Regarding the limitations of dependent claim 17,
wherein the input data corresponds to a string including a series of characters, and the at least one descriptor is constituted of at least one number.
Boobier et al. teaches that each compound was identified by its InChIKey and analyzed using SMILES code (pg. 9, col. 1 Methods paragraph 1). A SMILES is a string that represents chemical structure.
Boobier et al. also teaches in order to develop interpretable predictive models for solubility in different solvents, a small set of molecular descriptors, which represent solute-solute and solute-solvent interactions, was selected. This small set of descriptors will also benefit the statistical robustness of the models given the relatively small size of the datasets. Some descriptors are covering sum of thermal and electronic energies of the solute molecule, solvation energy, orbital interaction between solute and solvent, dipole moment and charge distribution in the solute molecule, molecular volume, Solvent Accessible Surface Area, molecular weight and the number of atoms of the solute. (pg.2, col. 2, paragraph 4) The number of atoms is at least 1 number.
Regarding the limitations of independent claim 18,
obtaining training data with respect to an attribute of a sample material
Boobier et al. collected solubility data were collected from Open Notebook Science Challenge aqueous solubility dataset and the Reaxys database. For this study, only solubility data of neutral solutes in single component solvents were collected (pg. 2, col. 1, Data Curation 1st Paragraph) The data was used in order to develop interpretable predictive models for solubility in different solvents, a small set of molecular descriptors, which represent solute-solute and solute-solvent interactions, was selected. This small set of descriptors will also benefit the statistical robustness of the models given the relatively small size of the datasets. Some descriptors are covering sum of thermal and electronic energies of the solute molecule, solvation energy, orbital interaction between solute and solvent, dipole moment and charge distribution in the solute molecule, molecular volume, Solvent Accessible Surface Area, molecular weight and the number of atoms of the solute. (pg.2, col. 2, paragraph 4)
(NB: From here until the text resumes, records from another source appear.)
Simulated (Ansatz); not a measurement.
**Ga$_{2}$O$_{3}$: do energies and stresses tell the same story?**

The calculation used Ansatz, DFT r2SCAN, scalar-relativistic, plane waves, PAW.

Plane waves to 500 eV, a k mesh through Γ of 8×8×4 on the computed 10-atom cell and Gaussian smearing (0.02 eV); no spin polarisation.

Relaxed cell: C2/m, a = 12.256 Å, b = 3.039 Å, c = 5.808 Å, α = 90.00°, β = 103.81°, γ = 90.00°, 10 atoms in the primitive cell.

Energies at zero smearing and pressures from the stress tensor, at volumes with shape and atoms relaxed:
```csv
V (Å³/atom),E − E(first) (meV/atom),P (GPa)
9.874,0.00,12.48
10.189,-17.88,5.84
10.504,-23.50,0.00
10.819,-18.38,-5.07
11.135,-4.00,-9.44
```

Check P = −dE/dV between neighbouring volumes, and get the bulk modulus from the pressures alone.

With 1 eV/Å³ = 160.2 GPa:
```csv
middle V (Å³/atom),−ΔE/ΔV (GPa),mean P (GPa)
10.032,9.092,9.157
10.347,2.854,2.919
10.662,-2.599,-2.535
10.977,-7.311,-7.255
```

generating a plurality of sample descriptors based on the training data
Boobier et al. teaches in order to develop interpretable predictive models for solubility in different solvents, a small set of molecular descriptors, which represent solute-solute and solute-solvent interactions, was selected. This small set of descriptors will also benefit the statistical robustness of the models given the relatively small size of the datasets. Some descriptors are covering sum of thermal and electronic energies of the solute molecule, solvation energy, orbital interaction between solute and solvent, dipole moment and charge distribution in the solute molecule, molecular volume, Solvent Accessible Surface Area, molecular weight and the number of atoms of the solute. (pg.2, col. 2, paragraph 4)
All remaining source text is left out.